Cyclone Yasi Scares The Coal Industry

Cyclone Yasi is heading towards Australia, and people are hoping it stays away from Queensland, whose coal industry is still recovering from earlier flooding.

The Herald Sun reports that “A landfall around the forecast area could also damage northern coal ports, Abbot Point near Bowen and Dalrymple Bay and Hay Point. Very heavy seas are also predicted well south of the storm centre.

The ports were closed or not loading coal yesterday, with a fleet of coal carriers queued off Dalrymple Bay sent south, away from the storm's forecast trajectory.

The destructive winds that have been forecast looked likely to avoid most of the Bowen Basin -- which is the world's most important coking coal province. But Yasi is so big there remained the possibility of heavy rainfall over mines already disrupted by January and December's falls.
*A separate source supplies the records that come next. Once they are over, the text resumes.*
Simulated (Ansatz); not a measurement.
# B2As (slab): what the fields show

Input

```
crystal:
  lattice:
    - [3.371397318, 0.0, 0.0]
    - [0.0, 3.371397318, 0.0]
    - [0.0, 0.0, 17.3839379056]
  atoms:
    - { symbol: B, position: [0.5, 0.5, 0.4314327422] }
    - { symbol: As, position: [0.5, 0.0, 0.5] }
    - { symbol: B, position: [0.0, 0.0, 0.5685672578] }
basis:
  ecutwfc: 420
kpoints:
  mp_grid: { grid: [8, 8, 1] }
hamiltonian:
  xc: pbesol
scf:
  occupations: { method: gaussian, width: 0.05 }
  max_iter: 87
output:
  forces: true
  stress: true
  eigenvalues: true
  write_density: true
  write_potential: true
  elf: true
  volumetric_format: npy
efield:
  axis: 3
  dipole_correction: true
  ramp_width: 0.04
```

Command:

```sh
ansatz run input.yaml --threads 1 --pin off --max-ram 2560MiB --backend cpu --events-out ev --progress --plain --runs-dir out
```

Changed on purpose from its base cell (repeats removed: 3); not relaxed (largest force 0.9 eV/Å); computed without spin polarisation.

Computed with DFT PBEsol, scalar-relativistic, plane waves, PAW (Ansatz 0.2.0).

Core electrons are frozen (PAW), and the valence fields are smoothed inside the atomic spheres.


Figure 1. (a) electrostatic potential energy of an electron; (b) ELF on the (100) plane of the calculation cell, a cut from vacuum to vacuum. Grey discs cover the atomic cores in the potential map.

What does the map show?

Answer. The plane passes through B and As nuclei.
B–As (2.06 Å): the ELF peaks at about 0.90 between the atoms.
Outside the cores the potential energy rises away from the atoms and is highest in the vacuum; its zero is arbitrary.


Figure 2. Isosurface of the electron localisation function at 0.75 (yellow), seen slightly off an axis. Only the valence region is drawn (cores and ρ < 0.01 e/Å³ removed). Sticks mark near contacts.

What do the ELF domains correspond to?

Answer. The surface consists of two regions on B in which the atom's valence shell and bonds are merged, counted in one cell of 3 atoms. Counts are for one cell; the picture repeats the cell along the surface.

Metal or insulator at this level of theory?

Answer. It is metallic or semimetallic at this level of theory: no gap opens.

Rio Tinto yesterday said it had suspended operations at its Hail Creek coking coal mine, though BHP Billiton would not say if it had suspended operations at its northern Bowen Basin joint-venture mines.

QR National has also suspended rail operations on its Newlands-Collinsville to Abbot Point coal line and the much bigger Goonyella coal network…

Queensland is already facing costs of at least $5 billion from the recent floods, with the coal industry already looking to late March before production is scheduled to get back to near normal.”